Washington poet captures award for best collection
Published 7:01 pm Monday, June 20, 2016
It takes a creative mind to pluck moments from time and capture them with the written word. It takes a different type of discipline to face down a blank piece of paper and let the mind wonder where it will.
John Hoppenthaler has mastered both. A Washington resident and professor of creative writing and literature at East Carolina University, Hoppenthaler’s third book of poetry, “Domestic Garden,” recently won the 2016 Brockmann-Campbell Award for best book of poetry by a North Carolinian in 2015. The award is given annually by the North Carolina Poetry Society.
That he is both a North Carolinian and a poet would have come to a surprise to a younger version of himself — the New Yorker and Yankees fan who wanted to be a sportswriter when he grew up. The love of language was natural and it was college, and some poetry professors, who turned his thoughts in the direction of poetry, he said.
“I liked it. I could do it. It interested me, and I’ve just never stopped,” Hoppenthaler said.
“Domestic Garden,” published by Carnegie Mellon UP, follows two previously published collections, “Lives of Water” and “Anticipate the Coming Reservoir.” It’s described by the publisher as a look at the remnants of the American dream: “What devotion might mean and look like in our time is at the book’s heart. The poems, written in a variety of styles, offer testimony and uncover, row by row, what remains viable in a garden they hope to resurrect.”
Hoppenthaler does not settle for a single style of poetry. Rather, he goes where the words direct him.
“It keeps it interesting. I don’t get bored,” Hoppenthaler said. “Sometimes, just switching forms or styles will help me get a poem written, and I think it’s more interesting for the reader too, to give them some variety.”
He attributes the freedom from a defined style as the product of “an eclectic nature.”
“My musical tastes, my reading tastes, my food tastes — I don’t have any one particular style. The book has a handful of formal poems, free verse, narrative poems. You’ll find a wide variety of form.”
Readers will find sonnets peppered with Haiku in a single poem, “Anna’s Garden.” They’ll also find snapshots of typically eastern North Carolina experiences: “The Weather Down Here” is set in the drive-thru lane of Washington barbecue restaurant Hog Heaven.
It’s the ability to create poetry from such everyday places and occurrences that defines Hoppenthaler as an artist and poet.

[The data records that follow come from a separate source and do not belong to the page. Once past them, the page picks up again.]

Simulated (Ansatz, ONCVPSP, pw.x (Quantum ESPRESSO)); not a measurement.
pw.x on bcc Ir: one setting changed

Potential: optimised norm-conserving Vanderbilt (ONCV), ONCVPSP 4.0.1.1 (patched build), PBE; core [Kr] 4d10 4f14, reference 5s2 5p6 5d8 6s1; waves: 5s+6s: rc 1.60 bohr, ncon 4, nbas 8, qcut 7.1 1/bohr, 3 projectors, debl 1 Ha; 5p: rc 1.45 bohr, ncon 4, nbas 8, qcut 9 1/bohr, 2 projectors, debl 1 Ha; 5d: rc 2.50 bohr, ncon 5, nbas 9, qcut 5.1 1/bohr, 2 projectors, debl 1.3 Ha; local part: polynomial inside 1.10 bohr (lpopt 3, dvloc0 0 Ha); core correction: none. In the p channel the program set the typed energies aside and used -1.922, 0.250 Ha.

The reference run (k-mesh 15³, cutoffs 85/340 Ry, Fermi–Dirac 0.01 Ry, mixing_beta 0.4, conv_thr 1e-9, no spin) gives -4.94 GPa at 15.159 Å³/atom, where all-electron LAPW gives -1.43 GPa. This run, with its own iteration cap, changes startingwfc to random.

“I think most of us kind of go through life with blinders on. We don’t see the amazing things around us,” Hoppenthaler said. “It’s a totally different process of writing than prose, a research paper or something like that. It’s more a process of discovery.”
His process, he said, takes two different forms: a mapping out internally of a poem before a single word is written or free association, in which thoughts and ideas flow naturally and he whittles away at words until the work is created, much like a sculptor would with a chosen medium.
“Basically, it becomes this process where I don’t really know where it’s going to go, what it’s about. That’s the more fun way. … If I sit down trying to write something, generally it turns out badly,” he laughed.
While Hoppenthaler has received past awards, the Brockmann-Campbell Award is an acknowledgment of his work as not only a poet, but as a North Carolinian.
“This prize somehow helps me, you know — that I’m part of North Carolina,” Hoppenthaler said. “I’m very honored.”